Despite the 340 cipher being unbroken in 1971, both ciphers were referring to Eric Weill, ultimately found responsible for the Jim Dunbar hoax. The phonys Zodiac was referring to in his 148 character cipher were Eric Weill and Karl Francis Werner, the latter of which, had recently been arrested and questioned by detectives for the murder of Kathy Bilek on April 11th 1971 in Saratoga, and the murders of Kathie Snoozy & Debra Furlong on August 3rd 1969 in San Jose, which the Zodiac Killer had long claimed were his victims. He would compound matters by adding Kathy Bilek to his victim total when he mailed the Monticello card on July 13th 1971.
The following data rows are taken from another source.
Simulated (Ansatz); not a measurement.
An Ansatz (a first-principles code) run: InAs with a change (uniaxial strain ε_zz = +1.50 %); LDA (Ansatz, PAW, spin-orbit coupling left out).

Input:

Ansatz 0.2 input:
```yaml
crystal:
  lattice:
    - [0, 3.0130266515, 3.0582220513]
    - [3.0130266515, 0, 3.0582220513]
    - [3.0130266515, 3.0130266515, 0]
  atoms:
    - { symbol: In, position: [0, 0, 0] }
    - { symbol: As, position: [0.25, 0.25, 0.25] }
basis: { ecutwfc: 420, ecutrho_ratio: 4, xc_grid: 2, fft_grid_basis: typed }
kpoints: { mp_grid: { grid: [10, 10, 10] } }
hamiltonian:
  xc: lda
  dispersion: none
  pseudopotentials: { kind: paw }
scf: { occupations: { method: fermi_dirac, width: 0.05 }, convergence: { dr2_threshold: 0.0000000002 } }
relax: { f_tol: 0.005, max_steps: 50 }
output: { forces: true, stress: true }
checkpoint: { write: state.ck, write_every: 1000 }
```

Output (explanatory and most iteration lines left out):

On December 7th 1969, the same day somebody impersonated the Jim Dunbar caller when phoning an Oklahoma radio station, another Zodiac letter arrived at the San Francisco Chronicle impersonating the Jim Dunbar caller, stating "I Just Need Help" and "I Will Turn Myself In". Bearing in mind that this letter pre-empted the Melvin Belli letter on December 20th 1969 that thrice pleaded "please help me", there was a more than a good chance that the 38 character code that accompanied this letter, concealed a message about Melvin Belli and the hoax phone call to the Jim Dunbar Show. There would also be a high probability that the Zodiac Killer would use a recent newspaper article for his hidden 38 character message, continuing this theme.
It is the headline text accompying the Melvin Belli picture that I considered the Zodiac Killer probably responded to, just like he did when composing his 340 and 148 character ciphers. I worked out a viable message in the Z38 that read "TRYING TIMES. SO I NEED APPOINTMENT TO GET HELP". This wasn't the "good times" Zodiac was used to, but the formulated message is in keeping with the rhetoric displayed in the Melvin Belli letter on December 20th 1969, and with the headline text in the Los Angeles Times newspaper. I am not claiming this is the answer to the 38 character code, but it does conform to the standards of cryptology, with the coded message and accompanying writing in the letter congruent with the story in the Los Angeles Times newspaper on October 23rd 1969.
The newspaper article (edited for conciseness below) was published in the Los Angeles Times on December 16th 1969, a matter of hours before the second Fairfield letter was mailed with an afternoon postmark. The opening line of Zodiac's letter began with "I just want to tell you this state is in trouble", which is synonymous with the newspaper article that headlined with "State Furnishes List of Murders Similar to 7 Slayings Here", as well as the opening paragraph of the article that adds "State officials have provided Los Angeles police with details of 30 unsolved murders", and the sub-headline of "All Murders Logged by State".
The Zodiac Killer would counter the list provided by state officials with a list of his own. At the foot of his December 16th 1969 Fairfield letter he would give us a list of locations and the number of police he promised to kill in each city (38 in total). This would develop in later communications, in which the Zodiac Killer gave us a list of "society offenders" to be targeted when he plagiarized verses from The Mikado, a Savoy comic opera crafted by Sir William Schwenck Gilbert and Sir Arthur Seymour Sullivan, released in London on March 14th 1885.
Government Official means any officer, employee or other individual acting in an official capacity for a Governmental Authority or agency or instrumentality thereof (including any state-owned or controlled enterprise). This may explain the Zodiac Killer's use of the phrase "government life" in his letter. It appeared that the second Fairfield letter was specifically responding to this newspaper article (see below) - both of which corresponded to one date. Susan Denise Atkins (21), one of six persons charged with the Tate-LaBiaca murders, provided information to police where they could find items of disposed bloody clothing related to the Cielo Drive attack, detailed in the article as "A station spokesman said the clothes, stained with what appeared to be blood and knotted in a bundle were turned over to police". I have highlighted these below in reference to the Zodiac Killer's statement of "look for more blood" in the Fairfield letter. The police were effectively dispatched to look for items of clothing stained with blood in the Tate-LaBianca slayings, to which Zodiac suggested there would be more blood in future for police to find.